Julie Delpy completes her metamorphisis into the French Diane Keaton with “Two Days in New York,” a broad farce that is a funnier and markedly sillier sequel to her “Two Days in Paris.”
Delpy, who gained American fame for her work in Richard Linklater’s “Before Sunrise” and “Before Sunset,” went to school on those films. They inspired her to write, direct and star in these two “Two Days” treatments. Again, we’re treated to a narrow period of time, a relationship to resolve, a lot of funny, sharp banter, and in this case, with a lot of outlandish characters and outrageous situations getting in the way.
Marion (Delpy) has split from her American husband, Jack (played by Adam Goldberg in “Paris”), taken their son, inexplicably named “Lulu,” and moved to New York. There, the slightly neurotic photographer has taken up with American journalist and talk show host Mingus (Chris Rock).
Her eccentric father and exhibitionist sister (Albert Delpy and Alexia Landeau, returning from the first film) come to visit just as Marion is preparing for her first big gallery show, just as Mingus is hoping to land a radio interview with his hero, President Obama.
And the relatives bring along Marion’s flaky ex-beau, Manu, played once again with a manic, maddening cluelessness by Alexandre Nahon. Marion is furious, but she puts on a brave face for Mingus. Not to worry. Manu is just “mildly schizophrenic.”
“What do you mean ‘MILDLY schizophrenic? He only hears NICE voices? He would have killed Ringo, not John?”
So we jam Marion and Mingus, Marion’s little boy — who only speaks to call Mingus “Fake Daddy” — and Mingus’s little girl, Marion’s sausage smuggling dad and her hits-on-anything-that-moves sister, and the always inappropriate Manu into one not-big-enough-apartment. Let the sparks fly…in English, and in French with English subtitles.
The French folk make all manner of outrageous assumptions about Mingus, a black hipster living in New York. Sure, he loves Obama. But score you some weed? Maybe not.
Delpy as director juggles as many plot threads as Marion the character, working in the subject of Marion’s first photo exhibit — intimate shots of her in bed with various lovers, the affairs that didn’t work out — and a gimmick on top of that gimmick. Marion is selling her soul to the highest bidder as an added dose of conceptual art.
There are plenty of laugh-out-loud moments provided by the cast, the characters and the situations. Delpy’s real-life dad is a stitch; befuddled but witty, and just as crude as every other French character. None of them think anything about discussing sex or plunging into profanity in front of the kids. Manu’s inviting a dope dealer to the apartment is merely the icing on that lose-child-custody cake.
Delpy riffs with assorted rude New Yorkers and battles, tooth and claw, with her sister. Rock scores a few hits, though some of his improvisations — fanboy chatter with a poster of Obama, his lame radio patter — need work.

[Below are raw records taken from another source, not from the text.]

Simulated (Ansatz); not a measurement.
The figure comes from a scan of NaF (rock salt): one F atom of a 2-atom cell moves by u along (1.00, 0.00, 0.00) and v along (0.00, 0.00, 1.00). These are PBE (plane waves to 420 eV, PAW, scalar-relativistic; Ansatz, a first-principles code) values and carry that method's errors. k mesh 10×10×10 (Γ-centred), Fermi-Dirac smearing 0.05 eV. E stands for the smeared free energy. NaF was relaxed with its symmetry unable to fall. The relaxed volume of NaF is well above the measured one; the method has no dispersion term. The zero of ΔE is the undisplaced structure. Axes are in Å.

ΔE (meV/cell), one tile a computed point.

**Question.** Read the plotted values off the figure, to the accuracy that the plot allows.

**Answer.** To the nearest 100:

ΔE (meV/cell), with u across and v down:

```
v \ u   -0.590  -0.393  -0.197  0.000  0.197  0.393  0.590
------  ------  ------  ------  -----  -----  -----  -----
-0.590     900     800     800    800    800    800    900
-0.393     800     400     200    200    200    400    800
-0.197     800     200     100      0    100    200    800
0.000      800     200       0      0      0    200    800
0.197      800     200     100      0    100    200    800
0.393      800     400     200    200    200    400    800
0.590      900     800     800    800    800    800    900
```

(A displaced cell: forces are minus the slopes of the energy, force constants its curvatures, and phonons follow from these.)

“Two Days in New York” achieves bigger laughs than anything Delpy has ever been in, but the film as a whole is an over-reach. Too many people to keep track of and give enough to do, situations that hurtle off a cliff of melodrama as she lies to keep a neighbor from ratting her out to the apartment superintendent.
Still, there’s much here with the sting of recognition about it — boorish relatives, make-it-up-as-you-go living arrangements, pretentious artists and foreigners with cliched ideas about America, New York, etc. That lets these two days skip by in a movie that plays like early Woody Allen, with Delpy as the blonder, French-accented Keaton, this time the center of the action and very much in charge of the mess around her.
MPAA Rating:R for language, sexual content, some drug use and brief nudity
Cast: Julie Delpy, Chris Rock, Albert Delpy, Alexia Landeau
Credits:Written and directed by Julia Delpy, a Magnolia release.